21 & OVER
Directors: Jon Lucas and Scott Moore
Cast: Miles Teller, Skylar Astin, Justin Chon, Sarah Wright, Jonathan Keltz, François Chau
MPAA Rating: (for crude and sexual content, pervasive langauge, some graphic nudity, drugs and drinking)
Running Time: 1:33
Release Date: 3/1/13
Review by Mark Dujsik | February 28, 2013
When we first meet the protagonists of 21 & Over, they are naked, walking in shame across a college campus with bruises on their behinds and socks on their fronts (Use your imagination). It's supposed to be a low point for them after a long night of running around a college campus trying to get their blackout-drunk friend home before a big job interview in the morning, but after spending a little bit of time with these two, it seems more like appropriate retribution.
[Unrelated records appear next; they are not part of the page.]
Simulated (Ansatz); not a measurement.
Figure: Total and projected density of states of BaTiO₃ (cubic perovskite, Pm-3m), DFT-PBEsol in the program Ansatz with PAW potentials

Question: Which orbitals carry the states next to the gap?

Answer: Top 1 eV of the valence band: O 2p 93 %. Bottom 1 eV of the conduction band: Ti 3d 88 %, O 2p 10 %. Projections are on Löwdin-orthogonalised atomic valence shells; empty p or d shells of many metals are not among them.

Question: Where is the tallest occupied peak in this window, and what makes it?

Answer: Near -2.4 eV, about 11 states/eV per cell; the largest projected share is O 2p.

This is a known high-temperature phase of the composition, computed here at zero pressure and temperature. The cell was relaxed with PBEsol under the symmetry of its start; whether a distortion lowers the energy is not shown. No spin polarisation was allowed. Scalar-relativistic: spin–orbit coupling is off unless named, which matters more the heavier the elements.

If there's one thing these early-20-somethings don't deserve, it's sympathy, but Jon Lucas and Scott Moore, who co-wrote and co-directed the movie, pull out three different manipulative tricks in order to try to goad our sympathy for their central characters. Miller (Miles Teller) is really, apparently, a very smart guy despite all evidence to contrary (There's plenty of inconsistency among these simplistic characters), including his belief that there are bears native to Africa and that identifying all the people he meets by their ethnic background is somehow endearing. At one point, he introduces himself to a complete stranger by sighing, "Thank God you're white." Yes, that line is taken out of context, but honestly, the context doesn't help his case.
The second is a strait-laced student from an illustrious university whose desire to work on Wall Street once he graduates influences every decision he makes. It would be easy enough to dismiss Casey (Skylar Astin) based on the fact that he still considers the first guy his friend (Again, the screenplay never gives us a good reason to believe that the two haven't drifted apart after high school, and their friendship comes across as a machination of necessity), which points to a lack of intelligence on his part.
He's meant to be unsympathetic because Miller considers him a "tool" for the way he dresses and actually cares about his future. For some reason, Lucas and Moore believe that his redemption lies in whether or not he decides to make a move on a fairly annoying young woman named Nicole (Sarah Wright), whom Casey meets at a bar and who keeps showing up throughout the night to tempt him with her lack of helpfulness, the fact that she has a jerk for a boyfriend, and her announcement that she'll be spending spring break traveling across South America.
The final friend is named Jeff Chang (Justin Chon), whom both Miller and Casey constantly refer to as "Jeffchang," as if his last name and, hence, his race define him entirely. Poor Jeff spends most of the movie drunk and at the mercy of his friends, who turn out to be quite merciless.
They throw him off a balcony (A well-timed bounce, admittedly, provides one of the movie's very limited chuckles). They drop him a couple of stories onto a van. They tie him to a toilet in a women's bathroom (He thinks a tampon is a candy bar, and the long take of him chewing it means Lucas and Moore apparently think cotton is gross—but only if it's used to make feminine hygiene products). They leave him in the care of a couple of stoners who proceed to strip him and glue a stuffed animal to his genitals, and yes, his friends later tear off the toy. It's only when they learn that he might have tried to commit suicide (The details are vague, but it's a testament to how cruel the movie is that it would use that development for cheap effect) that they treat him as more than a prop.
The three friends have gathered together at Jeff's college to celebrate his 21st birthday, though at first, Jeff is hesitant to go out for the night because his hard-nosed father (François Chau) has set up an important job interview for him in the morning. Miller coerces him with the threat of keeping him awake all night with an air horn, and soon enough, Jeff is taking shot after shot and ends up unconscious. Neither Miller nor Casey know where their friend's house is located, and they spend the rest of the night trying to hunt down his address.The jokes of 21 & Over are either mean-spirited (Anything Miller says or does, including assaulting two women at a Latina sorority house—misogynistic and racist at the same time—because they "asked for it") or entirely random (A bison goes on a rampage after Miller pulls a gun on someone—seriously—and shoots it in the air); all of them are pretty predictable. All of this is really just to say that these guys deserve more than what they've gotten when we first meet them.